And now for a perspective from the Democratic leadership team, I'm joined by Senator Dick Durbin of Illinois, the Democratic whip. That's the number two Democrat in the Senate.
Thank you, Senator, for joining us.
As you just heard, I asked Senator Barrasso, why not plan on calling witnesses now?
I want to ask you the reverse question. Why should you plan on that now? Why not wait to see what happens in opening arguments?
Sen. Richard Durbin, D-Ill.:
I respect John Barrasso. And I have to tell you, I respect the — have to give a healthy respect and say that I disagree with him when it comes to witnesses.
He said at one point, if they wanted to call the witnesses, they could have called him in the House. No, John, the second count of the impeachment is the refusal of the president to cooperate when it came to discovery of witnesses and documents in the House of Representatives.
So there was no opportunity to call Mick Mulvaney, the president's chief of staff, by the House members who put together the articles of impeachment.
Why do I think witnesses would be appropriate? Because I spent most of my life before Congress as a trial lawyer. You can't have a trial without witnesses and evidence. You can have a cover-up without witnesses, but you can't have a trial.
And I don't think we ought to rule out the possibility that witnesses will get us closer to the truth, whatever that may be.

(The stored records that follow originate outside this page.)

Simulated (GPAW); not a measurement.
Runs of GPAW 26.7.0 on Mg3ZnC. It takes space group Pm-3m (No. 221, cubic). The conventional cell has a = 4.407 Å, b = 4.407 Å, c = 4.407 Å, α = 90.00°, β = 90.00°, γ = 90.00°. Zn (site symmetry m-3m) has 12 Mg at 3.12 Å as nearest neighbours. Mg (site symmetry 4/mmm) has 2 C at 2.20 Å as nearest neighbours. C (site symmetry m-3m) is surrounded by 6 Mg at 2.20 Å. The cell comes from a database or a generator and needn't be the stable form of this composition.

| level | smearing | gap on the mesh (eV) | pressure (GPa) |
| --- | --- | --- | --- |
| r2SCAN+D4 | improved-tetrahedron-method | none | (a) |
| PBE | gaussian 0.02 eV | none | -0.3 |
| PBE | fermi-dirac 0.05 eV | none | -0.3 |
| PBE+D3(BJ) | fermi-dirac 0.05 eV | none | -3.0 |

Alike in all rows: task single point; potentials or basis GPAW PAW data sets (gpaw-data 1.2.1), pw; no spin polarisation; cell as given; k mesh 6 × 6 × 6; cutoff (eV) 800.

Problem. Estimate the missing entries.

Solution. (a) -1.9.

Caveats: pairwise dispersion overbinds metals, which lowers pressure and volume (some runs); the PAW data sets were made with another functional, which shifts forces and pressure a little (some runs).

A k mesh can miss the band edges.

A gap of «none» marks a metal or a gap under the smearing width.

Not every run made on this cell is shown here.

Are Democrats open to the idea of allowing Republicans to call a witness who they could choose, in exchange for you being able to call a witness you could choose?
Sen. Richard Durbin:
Here's how I think it will evolve.
I think if four or more Republican senators say, we want this to be a respectable undertaking under our Constitution, and witnesses should be allowed, at that point, Senator McConnell will understand that witnesses are going to be part of the proceeding.
I would assume at that point he would sit down with Senator Schumer and others and work out an agreement about the witness list.
That, to me, is pretty close to where we have been in the past, and it's where we're likely to be in the future.
You voted to acquit President Clinton in 1999.
What do you think the standards should be for removing a president? And, at this point, do you think that this president has met that standard?
Well, I can tell you that what Senator Barrasso said and other Republicans, that there's no law that's been broken, I could question that on its face.
But, really, that's not the standard under the Constitution at all. It's high crimes and misdemeanors. And it isn't defined. It isn't a question of felonies or criminal law. At the time that they wrote the Constitution, there wasn't even a criminal justice code in the United States.
So, they put a generic term, high crimes and misdemeanors,when it comes to deciding whether a president should be impeached. It doesn't have to be the commission of an actual federal crime or anything like it. It's whether or not the conduct of the president stepped beyond what we consider to be a respectable territory for a president to operate as leader of our nation.
And did this president's conduct stepped beyond — step beyond that?
Well, it certainly raised the question.
If you're going to take Congress and appropriate hundreds of millions of dollars in military aid to Ukraine to fight off Vladimir Putin and the Russians, and a president of the United States decides to withhold hundreds of millions to that country that's struggling to survive, and says that he will release it if that country will do an investigation of not just corruption, but corruption of his own potential presidential opponent in the future, that raises a serious question as to whether this president is going to be held accountable under the rule of law.
Congress is obviously divided over this president, but so is the American people, as we reported, split over the question of whether he should be removed or not.
The evidence from the House has not persuaded a majority of Americans that this president should be removed. Why do you believe that is?
Because the majority of Americans are not tuned into this conversation at all.
When we ask the pollsters, how do you account for these numbers, they say most Americans are too busy, concerned about other things. And think of everything that intervenes, aside from the daily requirements of life or family and job.
These folks have been putting up with news flashes on a momentary basis about attacks, Iran coming after the United States, about the elimination of General Soleimani.
So, to think that they're not following this day to day as closely as members of Congress is no surprise.
Well, we know our viewers are following it very closely.
And we appreciate you joining us, Senator Dick Durbin of Illinois.